Enabling Multi-threading in Heterogeneous Quantum-Classical Programming Models

In this paper, we address some of the key limitations to realizing a generic heterogeneous parallel programming model for quantum-classical heterogeneous platforms. We discuss our experience in enabling user-level multi-threading in QCOR as well as challenges that need to be addressed for programming future quantum-classical systems. Specifically, we discuss our design and implementation of introducing C++-based parallel constructs to enable 1) parallel execution of a quantum kernel with std::thread and 2) asynchronous execution with std::async. To do so, we provide a detailed overview of the current implementation of the QCOR programming model and runtime, and discuss how we add 1) thread-safety to some of its user-facing API routines, and 2) increase parallelism in QCOR by removing data races that inhibit multi-threading so as to better utilize available computing resources. We also present preliminary performance results with the Quantum++ back end on a single-node Ryzen9 3900X machine that has 12 physical cores (24 hardware threads) with 128GB of RAM. The results show that running two Bell kernels with 12 threads per kernel in parallel outperforms running the kernels one after the other each with 24 threads (1.63x improvement). In addition, we observe the same trend when running two Shor's algorthm kernels in parallel (1.22x faster than executing the kernels one after the other). It is worth noting that the trends remain the same even when we only use physical cores instead of threads. We believe that our design, implementation, and results will open up an opportunity not only for 1) enabling quicker prototyping of parallel/asynchrony-aware quantum-classical algorithms on quantum circuit simulators in the short-term, but also for 2) realizing a generic heterogeneous parallel programming model for quantum-classical heterogeneous platforms in the long-term.

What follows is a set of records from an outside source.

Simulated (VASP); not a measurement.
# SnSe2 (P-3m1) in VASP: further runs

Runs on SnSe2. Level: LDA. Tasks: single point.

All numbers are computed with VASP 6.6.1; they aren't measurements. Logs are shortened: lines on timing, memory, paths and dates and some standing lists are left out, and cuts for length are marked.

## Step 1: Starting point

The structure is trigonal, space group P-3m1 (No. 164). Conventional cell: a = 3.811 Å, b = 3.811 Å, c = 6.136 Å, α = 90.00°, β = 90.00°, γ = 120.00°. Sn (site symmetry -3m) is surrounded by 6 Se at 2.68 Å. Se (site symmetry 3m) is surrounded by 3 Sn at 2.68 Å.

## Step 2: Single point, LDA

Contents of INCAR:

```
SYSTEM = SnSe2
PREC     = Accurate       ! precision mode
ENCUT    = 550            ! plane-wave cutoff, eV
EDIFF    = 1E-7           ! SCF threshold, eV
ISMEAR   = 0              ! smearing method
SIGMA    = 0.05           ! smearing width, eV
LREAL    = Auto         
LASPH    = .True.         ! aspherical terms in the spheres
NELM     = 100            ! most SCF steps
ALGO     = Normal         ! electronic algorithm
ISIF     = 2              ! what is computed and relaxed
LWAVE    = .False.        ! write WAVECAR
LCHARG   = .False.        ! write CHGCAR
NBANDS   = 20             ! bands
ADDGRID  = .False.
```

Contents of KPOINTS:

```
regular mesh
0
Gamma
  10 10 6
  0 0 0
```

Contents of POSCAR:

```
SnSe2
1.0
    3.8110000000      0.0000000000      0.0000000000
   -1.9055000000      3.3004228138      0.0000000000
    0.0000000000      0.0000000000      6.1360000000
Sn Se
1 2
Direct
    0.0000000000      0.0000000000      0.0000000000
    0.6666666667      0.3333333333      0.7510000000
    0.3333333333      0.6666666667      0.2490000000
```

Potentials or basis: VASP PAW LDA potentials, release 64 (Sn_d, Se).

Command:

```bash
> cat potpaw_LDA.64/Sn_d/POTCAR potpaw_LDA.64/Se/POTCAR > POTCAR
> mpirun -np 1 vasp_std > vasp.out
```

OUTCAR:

翻译：本文针对在量子经典异构平台上实现通用异构并行编程模型的关键局限性进行了探讨。我们阐述了在QCOR中启用用户级多线程的实践经验，以及为未来量子经典系统编程所需解决的挑战。具体而言，我们介绍了引入基于C++的并行构造的设计与实现，以实现：1）通过std::thread并行执行量子内核；2）通过std::async实现异步执行。为此，我们详细概述了QCOR编程模型及运行时的当前实现，并讨论了如何：1）为面向用户的API例程添加线程安全性；2）通过消除抑制多线程的数据竞争来提升QCOR的并行性，从而更高效地利用可用计算资源。我们还展示了在配备12个物理核心（24个硬件线程）及128GB内存的单节点Ryzen9 3900X机器上，基于Quantum++后端的初步性能结果。结果表明，并行运行两个贝尔内核（每个内核使用12个线程）的性能优于依次运行两个内核（每个内核使用24个线程），性能提升1.63倍。此外，并行运行两个肖尔算法内核时也观察到相同趋势（比依次执行快1.22倍）。值得注意的是，即使仅使用物理核心而非线程，这些趋势仍保持一致。我们相信，本设计、实现及结果不仅有望在短期内加速量子电路模拟器上并行/异步感知量子经典算法的原型开发，还将为长期实现量子经典异构平台的通用异构并行编程模型开辟新机遇。